NAIROBI – An estimated 63,000 people have been displaced from their homes in Somalia in just the first few weeks of this year due to ongoing fighting, the United Nations refugee agency reported.
Some 14,000 of them were uprooted in the capital, Mogadishu, where clashes last week between Government forces and Al-Shabaab and Hisb-ul-Islam militants left at least 10 people dead, including children.
Similar clashes last year in the capital displaced hundreds of thousands of people, many of them for the second time in the course of a year in the strife-torn nation, which has not had a fully functioning national government since 1991.
The UN High Commissioner for Refugees (UNHCR) added that fresh fighting between the Government-aligned Alu Sunna Wal Jamma militia and Hisb-ul-Islam erupted in the central Somalia town of Belet Weyne on 9 January, reportedly killing at least 30 civilians and injuring another 50.
Thousands have fled their homes and an estimated 11,900 have temporarily settled around Belet Weyne in what the agency described as “appalling” conditions.
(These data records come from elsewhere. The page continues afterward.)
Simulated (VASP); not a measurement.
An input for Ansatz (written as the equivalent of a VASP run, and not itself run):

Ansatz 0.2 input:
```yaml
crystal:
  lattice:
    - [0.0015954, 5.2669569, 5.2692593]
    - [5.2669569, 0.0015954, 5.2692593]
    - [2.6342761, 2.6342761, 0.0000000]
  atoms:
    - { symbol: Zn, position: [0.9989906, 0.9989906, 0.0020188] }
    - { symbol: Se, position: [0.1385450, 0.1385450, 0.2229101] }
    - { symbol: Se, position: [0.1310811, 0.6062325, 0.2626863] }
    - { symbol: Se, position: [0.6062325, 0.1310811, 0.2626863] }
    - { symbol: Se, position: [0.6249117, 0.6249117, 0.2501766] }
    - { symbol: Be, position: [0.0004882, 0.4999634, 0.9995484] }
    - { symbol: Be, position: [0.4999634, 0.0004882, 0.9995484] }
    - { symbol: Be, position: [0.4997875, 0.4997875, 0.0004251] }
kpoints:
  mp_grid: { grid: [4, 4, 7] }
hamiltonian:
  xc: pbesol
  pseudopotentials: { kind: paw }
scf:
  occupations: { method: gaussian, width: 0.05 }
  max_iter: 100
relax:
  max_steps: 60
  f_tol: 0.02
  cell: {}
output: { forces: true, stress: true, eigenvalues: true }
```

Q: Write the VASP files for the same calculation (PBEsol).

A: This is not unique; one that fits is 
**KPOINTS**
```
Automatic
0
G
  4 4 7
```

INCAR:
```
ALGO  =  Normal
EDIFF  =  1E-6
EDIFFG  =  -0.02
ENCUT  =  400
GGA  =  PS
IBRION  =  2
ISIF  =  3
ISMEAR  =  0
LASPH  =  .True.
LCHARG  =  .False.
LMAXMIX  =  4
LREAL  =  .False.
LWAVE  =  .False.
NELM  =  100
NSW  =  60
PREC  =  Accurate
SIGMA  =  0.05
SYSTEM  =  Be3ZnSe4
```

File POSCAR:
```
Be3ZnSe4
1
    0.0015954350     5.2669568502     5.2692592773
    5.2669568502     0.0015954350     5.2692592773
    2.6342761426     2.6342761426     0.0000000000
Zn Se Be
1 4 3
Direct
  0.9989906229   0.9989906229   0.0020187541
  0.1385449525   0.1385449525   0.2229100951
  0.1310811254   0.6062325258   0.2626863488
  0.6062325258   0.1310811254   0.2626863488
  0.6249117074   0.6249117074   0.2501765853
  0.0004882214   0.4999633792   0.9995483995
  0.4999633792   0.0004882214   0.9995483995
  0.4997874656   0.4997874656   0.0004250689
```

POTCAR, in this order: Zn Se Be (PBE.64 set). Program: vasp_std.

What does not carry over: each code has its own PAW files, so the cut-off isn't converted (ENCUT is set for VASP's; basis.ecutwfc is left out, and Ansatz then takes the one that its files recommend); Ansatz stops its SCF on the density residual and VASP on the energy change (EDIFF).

In the town of Dhuusamarreeb, in the central region of Galgaduud, renewed clashes between Alu Sunna Wal Jamma and Al-Shabaab early this year has forced some 28,800 people from their homes. They are now sheltering in surrounding villages and in urgent need of shelter, water and health care, said UNHCR.
“As the struggle for control of the territory continues, insecurity makes it extremely difficult for aid workers to access the area and deliver vital assistance,” UNHCR’s Melissa Fleming told reporters in Geneva.
According to the agency, there are some 1.5 million internally displaced persons (IDPs) in Somalia, and more than 560,000 people living as refugees in neighboring countries, mainly in Kenya, Yemen and Ethiopia.